Well, I'm not a film reviewer. I'm not really a fan of film reviewers as their job involves pretending that there is an objective standard that governs how much everyone will enjoy a film (well, some of them are smart enough not to dress their opinion as anything else). Everyone enjoys films in different ways and I like to use my own judgment to decide if a film is worth my time or not (well, that and the opinions of a few trusted individuals who's taste in films is very similar to my own).
So this isn't a review, it's just my honest reaction to the film and you may judge for yourselves if my opinion is likely to be similar to your own.
I loved it. There were a couple of small points that I wasn't happy with but there was so much that I really enjoyed that I left the cinema very happy indeed. It has a very frantic pace, especially when compared to the glacial pace of the TV series. But, in my opinion, it works.

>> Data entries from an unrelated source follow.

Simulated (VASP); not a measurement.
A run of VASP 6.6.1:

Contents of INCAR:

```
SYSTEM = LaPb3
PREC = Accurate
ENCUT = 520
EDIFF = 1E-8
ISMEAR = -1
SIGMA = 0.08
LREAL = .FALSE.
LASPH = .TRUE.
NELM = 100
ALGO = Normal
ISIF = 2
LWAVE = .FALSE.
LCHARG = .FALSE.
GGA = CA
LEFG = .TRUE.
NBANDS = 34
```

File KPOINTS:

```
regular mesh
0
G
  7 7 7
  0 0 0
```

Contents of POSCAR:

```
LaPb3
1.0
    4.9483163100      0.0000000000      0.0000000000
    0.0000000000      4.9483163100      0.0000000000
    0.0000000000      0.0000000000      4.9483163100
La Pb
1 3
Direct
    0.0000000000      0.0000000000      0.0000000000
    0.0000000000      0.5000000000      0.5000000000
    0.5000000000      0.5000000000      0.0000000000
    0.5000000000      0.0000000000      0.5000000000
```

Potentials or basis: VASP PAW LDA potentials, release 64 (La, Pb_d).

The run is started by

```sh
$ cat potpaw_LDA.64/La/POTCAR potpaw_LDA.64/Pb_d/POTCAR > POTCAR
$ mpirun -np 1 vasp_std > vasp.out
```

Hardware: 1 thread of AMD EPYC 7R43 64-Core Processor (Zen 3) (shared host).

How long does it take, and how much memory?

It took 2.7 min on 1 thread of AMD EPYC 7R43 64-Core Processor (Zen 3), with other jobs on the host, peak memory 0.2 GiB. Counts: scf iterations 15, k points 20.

I'll now talk about different aspects of the film.
The Cast. Each member of the cast has brought a new interpretation of their character to the film but they are still definitely the same characters. Martin Freeman is very funny but also very human. He's less of a caricature of Britishness than Simon Jones's interpretation.
Mos Def is an excellent laid back Ford who occasionally has slightly manic (David Dixon style) moments. I don't think everyone will like his delivery of some of the lines as he can be very dead-pan at times but I found him very watchable and likable.
Sam Rockwell's Zaphod is either lovable or irritating depending on your loony-tolerance. I found his over-the-top performance was just perfect for Zaphod, and frequently had me in stitches.
Zooey Deschanel. Mmmm....Zooey. She's the best Trillian ever! She's adorable, funny, charming, intelligent and finally has an emotional depth that was missing from all other incarnations. She works well with both Zaphod and Arthur and their interactions were believable.
Bill Nighy gave a performance that managed to be nothing like Richard Vernon's yet at the same time definitely Slartibartfast. Very funny. Very human.
Stephen Fry is someone who I new would be good. He has the intelligence needed to get the delivery right and a mysterious gentle voice (like God has popped round for a cup of tea).
The Effects, sets and puppets. Wonderful. I loved the Vogon puppets, it made them seem much more real than any CG character (yes, even Gollum). The sets looked great and there is one nice tracking shot down a Vogon corridor that shows just how huge the set was. Every set is packed with detail, I cannot wait for the DVD. The Magrathea 'factory floor' is breathtaking - especially on the big-screen. Zaphod's second head isn't brilliantly executed but it didn't bother me much.
The Guide entries. I'm a big Shynola fan. I was extremely excited when I learned that they would be doing the guide entries. I wasn't disappointed - the guide entries look great and are packed with the inventive wit that characterises Shynola's work. The way they visually interpret the words of the guide entries is very clever and matches the wit of the original animations in the TV series but with a more modern approach.
The Music. The Dolphin song at the start was wonderful. Call me a softy but a couple of the lines nearly brought a tear to my eye. The music for the guide entries fit really well. The new orchestrated version of Journey of the Sorcerer is great. I was too wrapped up in the experience to really notice the music, I'll have to see it again (or buy the soundtrack)! Editing. The film flies along at an incredible pace but for me it never suffered from the 'why are we here now?' problem that some film (The Phantom Menace) suffer from. I really couldn't tell you how someone new to Hitchhiker's Guide might react. The destruction of the Earth is particularly well handled, managing to be both funny and moving.
Stuff I didn't like. Not much really. Part of me craves for the inclusion of things that other parts of me recognise will make the film less effective. One thing that I felt was a shame is that certain added plot elements make the story less bleak. These plot elements actually come from later books in the series so they weren't un-Hitchhiker-y but they contributed to a more optimistic story than I am familiar with from other versions. But this is a minor quibble and it didn't spoil my enjoyment of the film. Though I really liked Zaphod, I didn't really like the second head. It didn't work as well as it might have. Still, it was preferable to a shoulder-mounted permanent extra head - which would have been wrong for many reasons.
Conclusion. It is The Hitchhiker's Guide to the Galaxy reborn with a new energy. It is lighter than previous incarnations but still retains most of what I love about the story. It also adds a brilliant level of visual inventiveness that matches the aural inventiveness of the original radio series. People expecting the TV series but with better effects will be disappointed. This is a new beginning. The Hitchhiker's Guide is alive again, it is an enormous shame on a galactic scale that Douglas isn't here to enjoy it. The huge applause after the film showed I wasn't alone in having a good time.
Also, the film contains my favourite line. It previously only occurs in the second radio series (as far as I know) and is moved to a different occasion but I was dead chuffed when I heard it!